Beleaguered consultancy Bain & Company on Monday morning issued a clarification that managing partner Vittorio Massone was not stepping down as previously communicated, but rather merely taking time to focus on cooperating with the Sars commission of inquiry.
“He remains a partner at Bain & Company and is focusing his time on cooperating with the Commission … It has been known to our clients for some time that Mr Massone would rotate out of his current role in December to take on another senior role within the firm,” a statement issued on Monday said.
“This rotation typically occurs each 5-7 years and Mr Massone has already completed almost nine years in his current role.”
The statement also also clarified that the company’s view that its work for Sars “falling short” referred to it not yielding positive results for the tax collector.
Sunday’s announcement followed revelations by the Mail & Guardian on Friday that SAA attempted on two occasions to award the company a flawed R139-million contract to develop an optimal organisational design.
The manner in which Bain evidently campaigned for the tender is eerily similar to it’s dealings with the South African Revenue Service that came under the spotlight at the Nugent Commission last week.
Massone’s testimony revealed that he had met Tom Moyane months before he was appointed Sars commissioner. Additionally, pro-bono work from the consultancy led to it eventually being paid more than R200-million to restructure the revenue service.

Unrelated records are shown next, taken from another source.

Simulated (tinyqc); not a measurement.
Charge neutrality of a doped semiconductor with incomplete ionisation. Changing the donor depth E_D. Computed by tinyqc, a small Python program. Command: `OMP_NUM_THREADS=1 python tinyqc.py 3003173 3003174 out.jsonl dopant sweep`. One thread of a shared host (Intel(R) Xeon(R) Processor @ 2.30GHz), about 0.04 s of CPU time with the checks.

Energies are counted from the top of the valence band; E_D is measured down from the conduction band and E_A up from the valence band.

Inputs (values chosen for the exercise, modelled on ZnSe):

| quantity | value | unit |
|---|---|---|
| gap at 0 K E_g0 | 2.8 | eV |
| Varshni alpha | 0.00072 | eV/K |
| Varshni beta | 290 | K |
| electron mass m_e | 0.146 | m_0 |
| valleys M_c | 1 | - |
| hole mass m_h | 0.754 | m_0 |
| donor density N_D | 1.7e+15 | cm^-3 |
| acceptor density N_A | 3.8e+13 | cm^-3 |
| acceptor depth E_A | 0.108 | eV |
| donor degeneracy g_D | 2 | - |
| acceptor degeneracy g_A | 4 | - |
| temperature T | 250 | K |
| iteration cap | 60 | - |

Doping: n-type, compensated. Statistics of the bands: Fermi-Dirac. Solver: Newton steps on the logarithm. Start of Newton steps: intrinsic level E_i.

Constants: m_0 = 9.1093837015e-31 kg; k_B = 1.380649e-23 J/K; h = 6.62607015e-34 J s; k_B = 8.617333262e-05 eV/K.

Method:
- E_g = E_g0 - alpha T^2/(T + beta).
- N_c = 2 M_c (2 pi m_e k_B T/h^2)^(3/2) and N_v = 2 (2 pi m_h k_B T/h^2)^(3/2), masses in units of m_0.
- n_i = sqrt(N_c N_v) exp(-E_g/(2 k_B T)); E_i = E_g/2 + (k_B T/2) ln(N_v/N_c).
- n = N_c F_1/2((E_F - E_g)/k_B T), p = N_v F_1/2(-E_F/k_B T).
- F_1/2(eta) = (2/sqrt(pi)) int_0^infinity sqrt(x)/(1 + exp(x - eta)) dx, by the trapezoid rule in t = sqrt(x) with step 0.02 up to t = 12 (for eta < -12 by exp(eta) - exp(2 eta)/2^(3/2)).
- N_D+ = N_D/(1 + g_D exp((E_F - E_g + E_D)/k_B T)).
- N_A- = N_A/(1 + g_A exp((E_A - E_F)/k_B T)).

As reported in the M&G, one of the concerns raised by SAA’s bid adjudication committee in rejecting the first attempt to award Bain with a contract was that it had already been doing pro-bono work in SAA chief executive Vuyani Jarana’s office. Unbeknown to the committee, Jarana had met Massone and discussed the airline months before the former took up his position.
Tiaan Moolman, who is described as a long serving member, will be appointed to run South African operations in the interim.
Bain has announced that it will also be paying back all of the money it was paid by Sars.
“Bain & Company’s global Board today approved to set aside all of the R164-million of fees plus VAT and interest, from our work with SARS,” the consultancy said in its statement on Sunday.
“This money will be used either as prescribed by the Nugent Commission of Inquiry or — in the absence of such prescription — for the benefit of South Africa. In the latter instance, we will seek guidance from business, government and civil society leaders on how these funds can best be used.”
The consultancy has also established an “oversight committee” headed by a former alumnus.
Bain follows in the footsteps of disgraced auditors KPMG who have also been implicated in state capture, allegedly siphoning hundreds of millions of rands from the state for questionable services. The auditing firm is also desperately trying to salvage its local and international reputation through a series of exercises.